Start with the small, recurring expenses that drain your budget

Times have been a bit tough, of late.
But chin up, chin up, as Dubai-based Shraddha Mishra, a homemaker insists on telling her children. "There's always a way forward, and that's what we do."
Indeed, in the past one month, she along with other residents have looked to make changes in their lives, cut costs wherever necessary and if that includes switching cereals for bread, so be it.
For instance, Mishra and her family have reduced their family trips considerably in the past month. “We used to go out every weekend. We’ve stopped that now, as it just saves a lot of fuel. We’re still trying to learn how to be better at maintenance; it’s a long learning process. One thing is for sure, we’ve stopped dining out at restaurants or ordering in. We just try to make do with what we have.”
The road might be bumpy, but others have been learning to either side-step them or pick themselves up from the falls and stumbles.
So, how do you go about it?
Start with the small, recurring expenses that drain your budget. Fuel is a prime example. As personal finance content creator Kartik Iyer explains, “Working from home for one day a week can help meet your fixed fuel costs. Fuel costs are up 30 per cent so reduce drive time by 30 per cent.” This is assuming that your office allows for such a hybrid situation.
Moreover, remember your food habits matter just as much. “Meal prepping and cutting out takeout will go a long way in helping the pocket and the waistline,” explains Iyer. And then there are subscriptions, often forgotten, rarely used. “Cut at least one ongoing subscription. If you can’t recollect all your subscriptions, good chance you have too many.”
It doesn’t always mean spending less. It’s learning how to spend what you have. Armin Moradi, CEO and Founder of Qashio, points to cashback and loyalty ecosystems, which can serve you well. “Certain cards offer 5,10 per cent cashback on everyday categories like groceries and essentials. This way, a large family spending Dh10,000 on food and groceries, gets Dh500-1,000 back, which effectively reduces net spending on those items,” he says.
He also recommends enrolling in supermarket and fuel loyalty programmes, and buying non-perishable items in bulk to reduce long-term cost, which are strategies that stretch every dirham further.
It’s true: Before you know it, your wallet and cards feel empty. That might come down to cars, travel and weekends out. As Iyer notes, cars are something families tend to spend more on than they should, largely because it’s easy to get an auto loan. “As a rule of thumb, your car expenses should be 8% of your income at most,” he adds.
And then, look at your lifestyle swaps. You might have to cut down your travels abroad, but you can still check out local staycations. “Hotels in Dubai have such good deals going on right now,” he suggests. If you’re worried that your social life will come to a standstill, it won’t: “Host potlucks and game nights at home instead of going out. This will bring down the cost on weekends whilst still having a good time.”
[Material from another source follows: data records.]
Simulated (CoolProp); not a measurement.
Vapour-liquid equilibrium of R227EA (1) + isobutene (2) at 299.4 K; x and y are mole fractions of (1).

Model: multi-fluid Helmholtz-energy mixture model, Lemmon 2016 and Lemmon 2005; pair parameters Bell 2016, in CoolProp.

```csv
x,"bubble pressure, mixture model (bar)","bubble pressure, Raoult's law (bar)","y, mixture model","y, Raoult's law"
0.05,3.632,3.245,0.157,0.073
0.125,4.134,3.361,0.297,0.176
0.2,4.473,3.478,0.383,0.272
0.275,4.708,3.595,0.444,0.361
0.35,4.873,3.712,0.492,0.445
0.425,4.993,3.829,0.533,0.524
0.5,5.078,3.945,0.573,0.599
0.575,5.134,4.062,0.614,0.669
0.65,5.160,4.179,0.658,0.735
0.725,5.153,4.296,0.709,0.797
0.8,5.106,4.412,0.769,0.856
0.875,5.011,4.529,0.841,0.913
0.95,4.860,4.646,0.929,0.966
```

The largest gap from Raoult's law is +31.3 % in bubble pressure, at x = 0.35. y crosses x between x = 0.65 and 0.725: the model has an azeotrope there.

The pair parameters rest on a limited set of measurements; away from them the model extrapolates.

Moradi adds that families can also tap into discount platforms and rewards programmes that 'offer deals across entertainment venues and food outlets,' helping maintain quality of life while keeping spending in check.
Saving doesn’t have to be dramatic. You can round up every card transaction to the nearest dirham and stashing the difference in a micro-savings account. If you bought a latte for Dh18.50, round it to 19, save 0.50. Over weeks, those tiny amounts add up without you even noticing.
For your children, you can also turn saving into a game. Try a ‘buy nothing day’ once a week or even a ‘no-spend month’ with friends or family.
Debt can quickly become the biggest source of financial strain if left unmanaged. Iyer recommends starting small for momentum: “Pick your smallest debt outstanding and pay it off. It gives you a dopamine hit and then move on the next one.”
But he is equally blunt about behaviour: “Stop buying things you don’t need, with money you don’t have, to impress people who don't care.”
From a structural perspective, Moradi advises exploring better repayment options. Families can consider refinancing at lower interest rates or consolidating high-interest debt into a single, more manageable loan. He also suggests engaging lenders to negotiate terms that better align with household cash flow, easing pressure over time.
A more disciplined framework can make all the difference. Sonal Chiber, Senior Financial Consultant at Crisil Coalition Greenwich (part of S&P Global), recommends a zero-based approach. “Start with a zero based budget where income is fully allocated across essentials, savings, and discretionary spending,” she says. Fixed costs such as rent, school fees, groceries, utilities, and insurance should be prioritised first.
She also suggests breaking monthly income into weekly spending limits to avoid early overspending, automating bill payments and savings, and building a buffer for unexpected expenses, small systems that reduce stress and improve consistency.
When costs rise, saving often takes a back seat, but experts argue it should be the priority. “Having an emergency fund, especially in these uncertain times, is critical. Even if that means we have to compromise temporarily on the long-term goals. One can always catch up later,” says Iyer. Once three to six months of expenses are set aside, families can redirect the surplus towards long-term investments.
As Moradi notes, a practical emergency fund typically covers 6–12 months of essential expenses and should be held in accessible accounts, before allocating excess funds to long-term assets.
Chiber reinforces the mindset: “Families should treat savings as a non- negotiable expense, even if the amount is modest.” Consistency, she stresses, is more important than size.
There’s a limit to how much you can cut. Increasing income, even slightly, can change the equation entirely.
“There are only so many lattes and subscriptions you can cut from your life. Your 9-6 pays for your livelihood, but 6-9 pays for your lifestyle,” says Iyer. What you do outside your core working hours matters. “Watch Netflix, and you’ll struggle in these times. Build a side hustle or increase your skills in that time, and you’ll be way ahead in a few years.”